The New Jerusalem Bible, Reader's Edition Preface (1990)

Nihil obstat Anton Cowan
Imprimatur Rt Rev John Crowley
Bishop in Central London
Westminster 4th September 1989

The Nihil obstat and Imprimatur are a declaration that a book or pamphlet is considered to be free from doctrinal or moral error. It is not implied that those who have granted the Nihil obstat and Imprimatur agree with the contents, opinions or statements expressed.

EDITOR’S FOREWORD

 

The Bible is not a book but a library, joining together dozens of writings, history, stories, poetry and letters. Almost the only common factor is that they all speak to us of God, revealing his nature, his awesome sovereignty and his tender love.

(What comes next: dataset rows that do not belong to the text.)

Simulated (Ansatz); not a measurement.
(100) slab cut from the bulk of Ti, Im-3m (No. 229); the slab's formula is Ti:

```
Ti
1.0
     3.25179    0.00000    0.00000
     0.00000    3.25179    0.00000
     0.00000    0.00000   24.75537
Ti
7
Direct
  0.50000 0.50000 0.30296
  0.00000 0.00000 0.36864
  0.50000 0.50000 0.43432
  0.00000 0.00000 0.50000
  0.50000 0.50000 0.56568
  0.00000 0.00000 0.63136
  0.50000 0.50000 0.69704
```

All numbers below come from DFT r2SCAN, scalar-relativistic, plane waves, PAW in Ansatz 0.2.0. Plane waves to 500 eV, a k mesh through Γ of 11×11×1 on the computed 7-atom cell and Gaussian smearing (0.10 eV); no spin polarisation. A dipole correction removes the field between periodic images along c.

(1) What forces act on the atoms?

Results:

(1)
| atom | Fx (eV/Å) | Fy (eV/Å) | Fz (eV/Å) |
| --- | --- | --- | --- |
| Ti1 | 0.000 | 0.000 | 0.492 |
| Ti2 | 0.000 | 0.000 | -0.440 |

The Old Testament is normally divided into three sections. The histories (including the Pentateuch, the basic first five books, the great Law of Israel) show God’s loving guidance and correction of Israel from nomad beginnings through all the trials and infidelities of the settled civilisation in Palestine. The Wisdom books (including the Psalms, the prayerbook of Israel) express the wisdom of Israel drawn from God for the practical art of living. The prophetic writings gather the warnings and promises of God expressed through those special messengers who strove to keep Israel faithful for the centuries before Christ. By all these means God was forming his people, preparing them for the fulfilment of his purposes in Christ.

The New Testament is best divided into two sections. First come the four gospels, the record of the message of Good News brought by Jesus. Then the letters written by Paul and other apostolic figures to the nascent churches of Mediterranean Christianity, to give them instruction and help to solve their problems, but also to be a source of understanding and guidance for every generation of Christians. The last book of the Bible, the Revelation to John, sums all up in the vision of deliverance from persecution and a glorious establishment of the reign of God in the New Jerusalem.

This Reader’s Edition of The New Jerusalem Bible is based on the much larger Regular Edition first published in 1985. While the biblical text remains unchanged, the notes and introductory material have been pared to make the volume more accessible and manageable. There will be questions left unanswered here for which the answer can be found in the Regular Edition. The index of Personal Names and the Chronological Table at the end have been simplified. A new help has, however, been added, in the form of a Theological Glossary; this gives succinct notes on nearly 200 key words and concepts of the Bible; each note ends with half a dozen references to the key passages in the Bible for the concept, thus providing also a sort of mini-concordance. 

The translation follows the original Hebrew, Aramaic and Greek texts. For the Old Testament (OT) the ‘Massoretic Text’ (MT), established in the 8–9th centuries AD by Jewish scholars, is used. Only when this presents insuperable difficulties have emendations or other versions, such as the ancient Greek translation begun in 200 BC at Alexandria, the ‘Septuagint’ (abbreviated ‘LXX’), been used. In certain OT books passages exist only in the LXX version; these passages have been printed in italics. Italics are used also, and in the New Testament (NT) exclusively, to indicate quotations from other books of the Bible. Occasionally the verse-numbering shows a disturbed order; the verse-numbers always follow the MT, but versions or logic may show that another order of printing the verses is preferable. On occasion also a gap may be left (. . .); this indicates an unintelligible word or an incomplete sentence in the original, which scholars have not been able to fill out satisfactorily. Brackets in the OT text indicate that the passage is considered a gloss, an addition or explanation later than the original text. = This sign indicates a parallel passage within the same book. It also can signify simply ‘equals’. ‖ indicates a parallel passage within another book.

The work of many devoted scholars has contributed to this Bible: those who produced the parent Bible de Jérusalem in 1956, the collaborators on the first English Jerusalem Bible (1966), the revisers of the Bible de Jérusalem (1973), and those who combined to produce the Regular Edition of The New Jerusalem Bible in 1985. The grateful reader might spare a prayer of thanks and blessing on them.

‘So now let us begin our narrative, without adding any more to what has been said above; there would be no sense in expanding the preface to the history and curtailing the history itself (2 Mc 2:32).